Memory pools
============

A camera that holds three full-resolution frames in a
framebuffer pool, runs a separate preview buffer alongside,
and still has room for a Python script and its objects is
juggling more memory than a single block of RAM on the MCU
could provide. MicroPython fits everything in by spreading
it across the **several distinct kinds of memory** the MCU
provides, and by routing each kind of allocation to the
kind of memory it actually needs.

Kinds of memory
---------------

A modern OpenMV Cam MCU exposes four distinct kinds of
memory. The first is invisible to the application; the other
three are pools that allocations can come from.

* **The CPU's data cache** -- a small, very fast region of
  memory that sits between the CPU and the rest of RAM.
  When the CPU reads or writes a value from main memory the
  cache automatically keeps a copy, so repeated accesses to
  the same data stay in the cache and never pay the cost of
  going out to slower memory. The cache is *not* a pool
  allocations come from. It is transparent to the
  application -- it just makes the rest of RAM feel faster
  in practice than its raw latency would suggest, up to the
  point where a working set stops fitting in it.
* **Tightly-coupled processor memory** -- a small block of
  RAM wired directly to the CPU with no bus in between.
  Single-cycle access, never misses, never waits.
  Allocations that genuinely need the fastest possible
  memory -- where every cycle of latency matters -- come
  out of this pool.
* **Fast on-chip memory** -- a few hundred kilobytes up to
  about a megabyte of RAM, built into the MCU package. Low
  latency, high bandwidth, but limited in size. The
  MicroPython heap lives here so Python object accesses stay
  quick; smaller working buffers that the CPU touches a lot
  share the pool.
* **Slower bulk memory** -- on boards that pair the MCU with
  an external memory die, tens of megabytes of off-chip
  RAM reached over the external bus. Much larger, but each
  access takes longer than on-chip memory; the data cache
  hides much of that cost for working sets it can hold, and
  the gap shows up on operations that sweep across data
  too big to cache. Used for allocations that have to be
  large and that the CPU can tolerate at slower speed --
  most importantly, the framebuffer pool.

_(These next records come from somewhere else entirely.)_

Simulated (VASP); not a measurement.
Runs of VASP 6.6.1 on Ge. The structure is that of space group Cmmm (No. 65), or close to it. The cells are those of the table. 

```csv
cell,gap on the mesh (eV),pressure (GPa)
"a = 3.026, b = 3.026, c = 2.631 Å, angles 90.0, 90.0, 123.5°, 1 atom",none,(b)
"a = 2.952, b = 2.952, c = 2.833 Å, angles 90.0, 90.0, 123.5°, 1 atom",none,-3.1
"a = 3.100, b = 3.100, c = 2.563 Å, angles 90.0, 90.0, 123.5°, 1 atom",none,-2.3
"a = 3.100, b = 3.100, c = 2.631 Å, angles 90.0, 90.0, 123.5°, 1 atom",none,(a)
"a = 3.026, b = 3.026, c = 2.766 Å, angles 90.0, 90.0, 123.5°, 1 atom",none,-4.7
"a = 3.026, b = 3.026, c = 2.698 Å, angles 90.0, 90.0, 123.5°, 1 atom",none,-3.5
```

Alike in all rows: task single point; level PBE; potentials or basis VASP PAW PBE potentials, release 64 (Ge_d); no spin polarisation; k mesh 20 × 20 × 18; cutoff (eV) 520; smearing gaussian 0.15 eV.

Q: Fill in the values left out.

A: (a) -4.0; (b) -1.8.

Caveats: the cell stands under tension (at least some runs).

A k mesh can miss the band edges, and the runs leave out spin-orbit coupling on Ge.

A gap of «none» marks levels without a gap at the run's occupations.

Boards in the family fall on a spectrum: some have only
on-chip RAM; some pair on-chip RAM with a much larger
external block. Each of the three allocatable kinds is
treated as a **memory pool** -- a chunk that allocations
come out of -- and labelled so each request can ask for the
kind of memory it actually needs.

The primary framebuffer
-----------------------

The framebuffer that backs :meth:`~csi.CSI.snapshot` does
not ask for fast memory. It asks for *enough* memory --
nothing more. That puts it in whichever pool is largest, so
on a board with both on-chip and external memory the
framebuffer lands in the external block.

A full-resolution, triple-buffered framebuffer is far too
big to fit in the fast on-chip pool on most parts; the
larger pool is the only one that can hold it at all. The
CPU's data cache hides much of the per-access cost when the
application processes the image, and the DMA engine that
fills the framebuffer from the sensor keeps up with the
sensor's data rate either way.

The exact size the framebuffer takes is picked from the
current :meth:`~csi.CSI.pixformat`,
:meth:`~csi.CSI.framesize`, and
:meth:`~csi.CSI.framebuffers` count; it grows or shrinks
each time any of those changes.

Secondary sensor framebuffers
-----------------------------

A second :class:`~csi.CSI` instance gets its own
framebuffer, allocated from the same pool the primary uses.
The pool is shared; the buffers are independent. The
secondary's footprint is normally much smaller than the
primary's, because secondary sensors run at lower
resolutions, so the extra memory the second framebuffer
takes is a small fraction of the primary's.

The stream framebuffer
----------------------

The :doc:`image preview <../csi/ide-preview>` buffer is the
exception. It is not allocated from any of the pools at
runtime; it is a *fixed region* reserved at build time,
with a known address and a known size. That keeps the
preview path out of the way of every other allocation --
the region exists from boot and never moves.

The MicroPython heap
--------------------

Python objects -- variables, lists, dictionaries, class
instances, the :class:`~image.Image` wrapper an
:meth:`~csi.CSI.snapshot` call returns, every string and
tuple the application creates -- live on the **MicroPython
garbage-collected heap**, which is *separate* from the
camera's memory pools. The garbage-collected (GC) heap is
a region of memory MicroPython manages itself: Python code
allocates from it implicitly every time an object is
created, and MicroPython periodically scans the heap and
reclaims the space taken by objects the application is no
longer referencing, so the application never has to free
anything by hand.

A dedicated region is set aside for the GC heap at boot,
typically placed in fast on-chip memory so Python access
stays quick, with an optional overflow into the larger
external block on boards that need more headroom for big
data structures.

The :class:`~image.Image` returned by
:meth:`~csi.CSI.snapshot` is a small wrapper object on the
GC heap; the underlying pixel data lives in the framebuffer
in one of the camera's pools. The two never compete for the
same memory.

Putting it together
-------------------

Steering each kind of allocation to the right pool -- big
buffers to the larger pool where they fit, latency-sensitive
data to the faster pools, the Python heap to its own region,
the preview to its reserved slot -- is what makes it
possible to run a full-resolution capture pipeline, a
preview channel, and a non-trivial Python script alongside
each other on parts that have only a few megabytes of fast
memory total.